The Sunday News
Dumisani Nsingo, Senior Business Reporter
THE Government will consider revoking licences of Independent Power Producers failing to kick start their projects as it moves to reduce the power deficit grappling the country, a Cabinet Minister has said.
In an interview after a tour of Bulawayo Power Station last Friday, Energy and Power Development Minister Advocate Fortune Chasi said there was a need to ensure that all the licensed power projects are started as soon as possible.
“We need to quickly advance the execution of projects by all those who are licensed.
I have asked Zera (Zimbabwe Energy Regulatory Authority) to examine the status of each licensed project to see exactly where we are with each of them.
We need to understand if there are specific challenges each particular licencee is facing,” he said.
Adv Chasi said failure by any licencee to justify the reason for non-operating, the ministry would be compelled to revoke such a licence.
“If we are satisfied that there is unjustified pilgrimage around implementation of the projects, then the necessary action will be taken.
We cannot have a long list of licences which are not productive.
Everything has to be very legal.
The licencees must be given the right to explain themselves around the issue of non-performance because at the end of the day, we cannot hang onto people that keep licences for speculative purposes,” he said.
Zera has also expressed dismay at the rate at which most of the IPPs are taking time to operationalise their projects as the country moves to reduce its power deficit.
The energy regulator has to date licensed 61 IPPs with a combined capacity of contributing 6 671,886 megawatts (MW) to the national grid.
However, only 16 projects are operating contributing 131,276 (MW) to the grid.
“We are not satisfied with progress being made by IPPs in developing projects since most of them are not yet operational, only 16 projects are now operating,” said Zera acting chief executive officer Mr Eddington Muzambani.
Two projects with a capacity of contributing 200,5MW have been commissioned but are not operational while seven with a capacity of 57,9MW are under construction.
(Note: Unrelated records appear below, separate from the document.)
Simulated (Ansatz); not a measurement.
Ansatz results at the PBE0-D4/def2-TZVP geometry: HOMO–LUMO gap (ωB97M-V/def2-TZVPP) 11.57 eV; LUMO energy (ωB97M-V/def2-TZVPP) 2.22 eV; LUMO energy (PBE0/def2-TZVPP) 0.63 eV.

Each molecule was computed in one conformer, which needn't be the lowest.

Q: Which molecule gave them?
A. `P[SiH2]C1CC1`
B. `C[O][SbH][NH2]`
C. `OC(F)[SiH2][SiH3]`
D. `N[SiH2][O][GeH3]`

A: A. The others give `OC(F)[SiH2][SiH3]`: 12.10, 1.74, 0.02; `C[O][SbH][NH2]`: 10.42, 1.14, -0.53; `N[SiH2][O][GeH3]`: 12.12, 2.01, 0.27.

In recent years, the country liberalised its energy sector in a bid to promote the participation of private capital but most of the projects have failed to take off.
Zimbabwe imports at least 50MW daily from Eskom of South Africa and 100MW from Hidroelectrica de Cahora Bassa (HCB) of Mozambique to meet the supply gap, but can access up to 450MW from the two regional power utilities if it pays off its arrears which amount to more than US$80 million.
As a result of outstanding debts, the two suppliers have reduced exports to Zimbabwe by 50MW and 100MW respectively until their dues have been cleared.
However, the country last week paid the South African power utility US$10 million as part of its efforts to service its debt with Government working on offsetting arrears to the two suppliers.
The country is battling electricity shortages following a sharp decline in water levels in the Kariba Dam due to erratic rains in the 2018-19 rainfall season, and generation constraints at Hwange Power Station because of ageing equipment.
Zimbabwe and Zambia share less than 1 000MW, which is currently being generated by Kariba Hydro-electric Power Station.
The country has four thermal power stations namely Munyati, Bulawayo, Harare and Hwange and one hydro-power station in the form of Kariba.
As of Friday last week Munyati and Bulawayo were not contributing anything to the national grid. Kariba was producing (574 MW), Hwange (319 MW) and Harare (15 MW) for a combined total of 908MW.